Sunday, February 5, 2012

Lean Dough ~ Take I

It's a Sunday afternoon (Superbowl Sunday to be precise), I've got a pot of homemade chicken stock simmering on the stove, the house smells AMAZING! There will be chicken noodle soup tonight! My beautiful 15 month old son is taking a nap, it's time for bread...

Ah bread! How hard can it truly be to make? I'm an intelligent individual, I've been cooking for years with good results, this will be a snap right? As I've made the decision to bake my way through the CIA textbook, I started with the first recipe:

Lean Dough
5 lb Bread Flour
2/3 oz Instant Dry Yeast
53.5 fl oz Water
1.75 oz Salt

As I'm not a complete moron, I realized before I even began that I would need to reduce this recipe significantly! I am, after all, not working out of a commercial kitchen! So, I halved the recipe. 

I began by gathering my ingredients and unpacking my brand new kitchen scale:

As per the instructions, I combined my flour and yeast in one bowl, and my salt and water in my mixing bowl. 


I then added the flour/yeast mixture to my trusty Kitchen Aid mixer with my  never-been-used bread hook attachment and mixed on low for 2 minutes, then on medium for 3 minutes. Per the instructions, my dough should then be "smooth and elastic". 


...cue the sounds effect (wah wah waaaaaaaah). I overmixed. 

According to the text "when dough is overmixed it will be very sticky and wet and will have little or no elasticity. This occurs because the gluten strands have been broken down; the resulting product will not rise or bake properly".

Naturally, I did what a lot of women would do, I called my mom. I knew the dough was a lost cause, but for some reason I felt the need to share with her. My mother worked for many years in a bakery and suggested that I start out smaller...like Betty Crocker's Cookbook smaller. 

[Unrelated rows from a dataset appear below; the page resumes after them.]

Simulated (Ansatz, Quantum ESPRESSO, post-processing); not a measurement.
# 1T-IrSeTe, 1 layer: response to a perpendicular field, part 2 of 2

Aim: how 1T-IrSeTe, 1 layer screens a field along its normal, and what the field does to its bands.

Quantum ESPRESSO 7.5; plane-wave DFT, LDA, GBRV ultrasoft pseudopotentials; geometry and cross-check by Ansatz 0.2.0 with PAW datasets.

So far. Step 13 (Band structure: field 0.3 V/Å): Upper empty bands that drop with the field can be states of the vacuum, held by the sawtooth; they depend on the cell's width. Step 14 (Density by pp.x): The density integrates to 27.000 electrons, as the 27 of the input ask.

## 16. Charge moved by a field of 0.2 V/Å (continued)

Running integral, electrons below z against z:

I however am both empowered and encouraged; why you ask? Because I know where I went wrong! Even cutting the recipe in half wasn't enough! I should have cut it down to a quarter. If you look closely at the above picture, the volume of dough is so high, it actually went over the top of my breadhook. My mighty Kitchen Aid mixture couldn't handle the amount of ingredients I threw at it! Poor thing...

And there is it. My first attempt to bake bread, a failure, perhaps. But it is from failure that we learn to press on, and so I shall.